In today's papers there are reports that Council Speaker Chris Queen may be considering repealing the city's term limits law. As Quinn coyly tells the NY Daily News: "We haven't taken a final decision yet on what we're doing on term limits...We obviously, myself and my colleagues, have to come to a final decision soon."
The possibility doesn't sit well with the NY Post editorialists who lash out at the prospects of seeing any more of the current term-limited occupants of the 51 council seats: "This is not something for which the public is clamoring. Quite the opposite. As far as the people are concerned, the issue is settled." Probably so, but is it a good idea that shouldn't be reasonably altered?
We think that a change is over due here. When the term limits referendum was first being considered a number of years ago, and we were asked for our opinion, we responded tongue-in-cheek: "While we are philosophically opposed to term limits, we're going to make an exception for this council." Whenever you examine the actual members of the body, as well as its legislative actions, there's always the temptation to say, "Throw the bums out!" The response is, however, a knee-jerk one.
The City Council, as it is currently situated within the City Charter, is considerably less powerful than the mayor. We have a strong executive form of municipal government, and while the two terms is just about right for the mayor, it simply doesn't work for the council-whose members are almost immediately scrambling for new jobs as soon as they assume their current council positions. In addition, with the loss of seniority and continuity the council is fair game for any strong mayor; so much so that the system of checks and balances gets attenuated.
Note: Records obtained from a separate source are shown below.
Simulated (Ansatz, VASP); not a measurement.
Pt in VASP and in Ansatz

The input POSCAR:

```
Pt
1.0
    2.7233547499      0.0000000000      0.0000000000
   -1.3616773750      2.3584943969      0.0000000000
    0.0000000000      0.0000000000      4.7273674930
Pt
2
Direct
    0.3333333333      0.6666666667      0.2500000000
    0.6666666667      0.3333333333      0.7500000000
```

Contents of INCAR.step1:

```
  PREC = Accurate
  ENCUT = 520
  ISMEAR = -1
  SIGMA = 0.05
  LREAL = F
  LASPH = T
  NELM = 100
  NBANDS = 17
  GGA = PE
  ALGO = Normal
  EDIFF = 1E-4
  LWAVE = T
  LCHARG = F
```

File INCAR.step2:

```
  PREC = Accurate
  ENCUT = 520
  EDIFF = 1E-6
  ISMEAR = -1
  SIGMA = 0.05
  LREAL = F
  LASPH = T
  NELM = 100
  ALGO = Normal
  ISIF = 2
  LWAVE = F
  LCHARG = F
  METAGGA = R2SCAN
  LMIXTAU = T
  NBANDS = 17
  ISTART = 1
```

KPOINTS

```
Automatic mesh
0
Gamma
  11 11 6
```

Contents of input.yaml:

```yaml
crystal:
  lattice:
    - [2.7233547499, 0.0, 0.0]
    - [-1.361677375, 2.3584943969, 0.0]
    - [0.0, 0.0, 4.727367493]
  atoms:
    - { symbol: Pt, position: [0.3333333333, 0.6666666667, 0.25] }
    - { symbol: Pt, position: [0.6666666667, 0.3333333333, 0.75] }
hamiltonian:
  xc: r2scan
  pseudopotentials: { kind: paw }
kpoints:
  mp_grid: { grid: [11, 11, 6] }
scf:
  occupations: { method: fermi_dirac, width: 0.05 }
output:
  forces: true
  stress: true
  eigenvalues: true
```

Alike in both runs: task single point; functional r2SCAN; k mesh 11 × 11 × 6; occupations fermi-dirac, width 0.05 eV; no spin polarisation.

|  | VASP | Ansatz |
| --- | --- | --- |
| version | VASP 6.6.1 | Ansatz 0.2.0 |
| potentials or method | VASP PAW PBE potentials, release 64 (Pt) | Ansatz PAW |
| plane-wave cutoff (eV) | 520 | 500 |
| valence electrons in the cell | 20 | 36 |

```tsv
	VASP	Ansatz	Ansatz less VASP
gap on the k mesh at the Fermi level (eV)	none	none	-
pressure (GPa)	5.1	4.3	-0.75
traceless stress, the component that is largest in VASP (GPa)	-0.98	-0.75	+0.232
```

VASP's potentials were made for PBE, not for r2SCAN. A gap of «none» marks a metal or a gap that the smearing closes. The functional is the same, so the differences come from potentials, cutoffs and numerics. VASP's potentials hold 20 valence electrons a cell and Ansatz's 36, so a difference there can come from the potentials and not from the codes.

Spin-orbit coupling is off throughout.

We've seen this on a number of occasions with Speaker Quinn, but to be fair it could easily happen to any speaker whose tenure is so short lived, So if, as the NY Sun also points out, the speaker is seriously considering this, than it should be a policy that is forwarded in the right manner. Coouncilmembers should be granted an additional term, but the new law shouldn't go into effect for the current office holders. This way the principle can be advanced without the cries that the measure is self-interested-insuring that the initiative will be given a more reasoned examination.